2

I would like to run grep on Mac OS X that would meeting the following criteria:

  • search all files with *.R or *.r as extension and ignore other files
  • Find strings: wordA and wordB accounting for the fact that the strings may appear in the format someRubbishWordARubbish (this is a valid match)
  • List only the files where both strings appear irrespectively of the order
  • Print the lines where the strings appear
  • Highlight the found words in colour
  • Print the file name as a header and lines under the header. I'm inspired by the ack options.
  • Ignoring the case

Approach

I was thinking of making use of this discussion and starting with the following grep syntax:

grep --include=*.R -r setHeader .

Then combining it with the following:

grep 'word1\|word2\|word3' /path

However, I would appreciate comments on ensuring that all of the criteria stated above will be evaluated correctly.

Groups

^(.*)(facet|map)(.*)(map|facet)(.*)$

regex101


Ack

Running ack -f shows that *.R files would be searched so solutions using ack will be accepted. For example, running:

ack wordA --colour -i -H --rr

gets the desired results with respect to the wordA. I was thinking of combining it the solutions discussed here but I would like to use AND not OR and ignore the order in which strings may appear. I further tried:

ack --match wordA --match wordB  --colour -i -H --rr

But this produced only the results for wordB.

Community
  • 1
  • 1
Konrad
  • 17,740
  • 16
  • 106
  • 167

2 Answers2

2

Well, this is pretty inefficient, but assuming you aren't searching a large directory, this should work.

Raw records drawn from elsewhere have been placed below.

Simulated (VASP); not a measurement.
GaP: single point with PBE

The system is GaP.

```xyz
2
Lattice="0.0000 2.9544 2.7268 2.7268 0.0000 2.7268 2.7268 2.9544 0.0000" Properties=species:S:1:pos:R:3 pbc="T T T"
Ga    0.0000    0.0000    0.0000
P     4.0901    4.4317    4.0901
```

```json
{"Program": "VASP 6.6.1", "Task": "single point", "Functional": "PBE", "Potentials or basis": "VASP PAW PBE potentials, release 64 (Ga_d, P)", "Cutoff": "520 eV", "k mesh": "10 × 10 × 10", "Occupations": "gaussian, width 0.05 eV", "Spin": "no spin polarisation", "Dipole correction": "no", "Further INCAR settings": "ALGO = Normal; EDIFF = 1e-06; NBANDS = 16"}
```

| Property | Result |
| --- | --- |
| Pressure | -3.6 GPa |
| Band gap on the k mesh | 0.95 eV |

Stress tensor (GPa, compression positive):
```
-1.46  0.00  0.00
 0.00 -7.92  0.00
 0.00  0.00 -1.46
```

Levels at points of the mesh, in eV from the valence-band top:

find . -iname "*.r"  | while read file
do 
if (grep -qi "wordB" $file && grep -qi "wordA" $file)
  then
  echo "======== $file ======="
  grep --color=auto -iE "wordA|wordB" $file
  fi
done
PapaBuduiit
  • 156
  • 1
  • 4
  • Thanks very much for contributing the solution. I may be running it on a large directory, but any solution is better than no solution. I think I'll save it as a bash script as it will be handy. I'm wondering, would it be possible to make use of *--include* in *grep* instead of running the *find* at the beginning? – Konrad Feb 08 '16 at 21:14
2

Here's a script that combines the closely-named awk and ack commands:

find . -iname '*.r' | while read file; do
    awk '
        BEGIN { IGNORECASE=1; sawWordA = 0; sawWordB = 0 }
        /wordA/ { sawWordA = 1 }
        /wordB/ { sawWordB = 1 }
        sawWordA && sawWordB { exit } # stop reading lines if both matches seen
        END { exit !(sawWordA && sawWordB) }
        ' \
        "${file}" \
    && ack --nofilter -H -i 'wordA|wordB' "${file}"
done

The awk command...

  • Lists only the files where both strings appear irrespectively of the order
  • Ignores the case

...and the ack command...

  • Prints the lines where the strings appear
  • Highlights the found words in colour
  • Prints the file name as a header and lines under the header inspired by the ack options
  • Ignores the case

The awk script sets flags if there are search string matches. If both strings have been matched, then the snippet exit !(sawWordA && sawWordB) will return 0. If awk returns 0, then the ack command runs.

The ack --nofilter option tells ack to avoid reading from STDIN. Otherwise, ack would try to use the STDIN that the read command is using.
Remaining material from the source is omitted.